Jan, The sloshing model is marginally different than the ENSO models that are of current interest and considered the standard models for ENSO. There is the Zebiac-Kane model and various delayed action oscillators, which are described on the Azimuth Project http://www.azimuthproject.org/azimuth/show/ENSO

But those IMO are complicated by the fact that they add nonlinear terms -- I think on the grounds that someone wanted to see chaotic behavior. What happens if you remove the nonlinear terms is that you end up with the basic 2nd-order differential equation called the wave equation, which is the one I have been using recently. The Mathieu sloshing equation is a slight perturbation on the wave equation, which verges toward chaotic behavior, but is a long way from the chaos of the Zebiac-Kane type models. I started with the Mathieu (see note ** below), and frankly probably wasted a of time because I thought that would be my entry in weaning off a fully chaotic model.

Allan Clarke at FSU is the biggest proponent of wave equation type models for ENSO. Read this paper [1] and you can see how the derivation of the wave equation occurs. It is spelled out in its full uncomplicated glory

> ![clarke](http://imageshack.com/a/img673/7682/m57j2Y.gif)

This formulation very hard to argue against because it is a simple model. But if you ever see anyone use it in the literature with periodic forcing terms applied, I would like to know about it.

Thinking about the larger-scale ocean patterns is not on my radar as I am focused on this single standing wave mode.

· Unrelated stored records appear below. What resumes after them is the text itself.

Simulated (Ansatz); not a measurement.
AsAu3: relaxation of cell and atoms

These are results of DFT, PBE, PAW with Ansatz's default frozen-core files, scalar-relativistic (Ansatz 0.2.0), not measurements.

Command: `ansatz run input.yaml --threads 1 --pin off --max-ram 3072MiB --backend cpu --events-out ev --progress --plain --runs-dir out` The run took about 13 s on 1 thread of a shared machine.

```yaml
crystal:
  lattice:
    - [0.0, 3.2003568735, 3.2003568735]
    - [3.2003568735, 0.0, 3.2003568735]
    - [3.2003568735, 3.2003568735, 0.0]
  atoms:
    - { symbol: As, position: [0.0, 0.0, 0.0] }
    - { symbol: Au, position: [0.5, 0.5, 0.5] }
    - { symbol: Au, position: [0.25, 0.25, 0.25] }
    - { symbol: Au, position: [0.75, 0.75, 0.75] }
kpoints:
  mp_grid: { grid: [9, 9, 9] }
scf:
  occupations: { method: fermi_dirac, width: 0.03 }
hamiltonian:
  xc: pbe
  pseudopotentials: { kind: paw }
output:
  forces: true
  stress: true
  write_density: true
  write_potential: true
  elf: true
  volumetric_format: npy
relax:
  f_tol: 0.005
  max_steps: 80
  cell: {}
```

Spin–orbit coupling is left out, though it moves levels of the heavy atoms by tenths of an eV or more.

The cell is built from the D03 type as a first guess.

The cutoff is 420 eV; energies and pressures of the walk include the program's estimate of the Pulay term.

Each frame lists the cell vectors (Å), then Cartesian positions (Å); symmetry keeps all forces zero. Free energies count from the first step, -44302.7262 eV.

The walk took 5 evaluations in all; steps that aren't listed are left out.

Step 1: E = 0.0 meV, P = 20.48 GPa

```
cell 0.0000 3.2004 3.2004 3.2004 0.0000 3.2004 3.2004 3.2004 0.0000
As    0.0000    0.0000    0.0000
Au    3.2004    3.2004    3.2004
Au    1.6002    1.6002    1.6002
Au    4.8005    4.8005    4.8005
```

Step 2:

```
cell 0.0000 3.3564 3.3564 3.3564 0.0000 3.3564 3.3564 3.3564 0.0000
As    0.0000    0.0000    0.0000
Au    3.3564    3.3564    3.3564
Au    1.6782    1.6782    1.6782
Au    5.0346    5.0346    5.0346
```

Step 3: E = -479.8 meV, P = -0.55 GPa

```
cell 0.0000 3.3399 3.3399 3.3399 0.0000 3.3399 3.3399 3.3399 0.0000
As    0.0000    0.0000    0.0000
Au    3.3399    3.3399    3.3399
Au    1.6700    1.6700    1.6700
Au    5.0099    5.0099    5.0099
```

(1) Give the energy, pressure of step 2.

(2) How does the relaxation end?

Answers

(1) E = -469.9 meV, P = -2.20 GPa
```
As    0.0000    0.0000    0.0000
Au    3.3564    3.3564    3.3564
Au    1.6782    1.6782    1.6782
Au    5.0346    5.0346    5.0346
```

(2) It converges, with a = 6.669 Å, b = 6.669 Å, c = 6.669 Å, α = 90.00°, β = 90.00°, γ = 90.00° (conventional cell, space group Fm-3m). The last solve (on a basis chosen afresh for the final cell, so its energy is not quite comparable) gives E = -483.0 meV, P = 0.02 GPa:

[1] A. J. Clarke, S. Van Gorder, and G. Colantuono, “Wind stress curl and ENSO discharge/recharge in the equatorial Pacific,” Journal of physical oceanography, vol. 37, no. 4, pp. 1077–1091, 2007.

** I remember reading an aside in one article where the authors dismissed a Mathieu equation type of formulation because the geometry of a spherical earth does not allow the boundary conditions necessary for that kind of solution.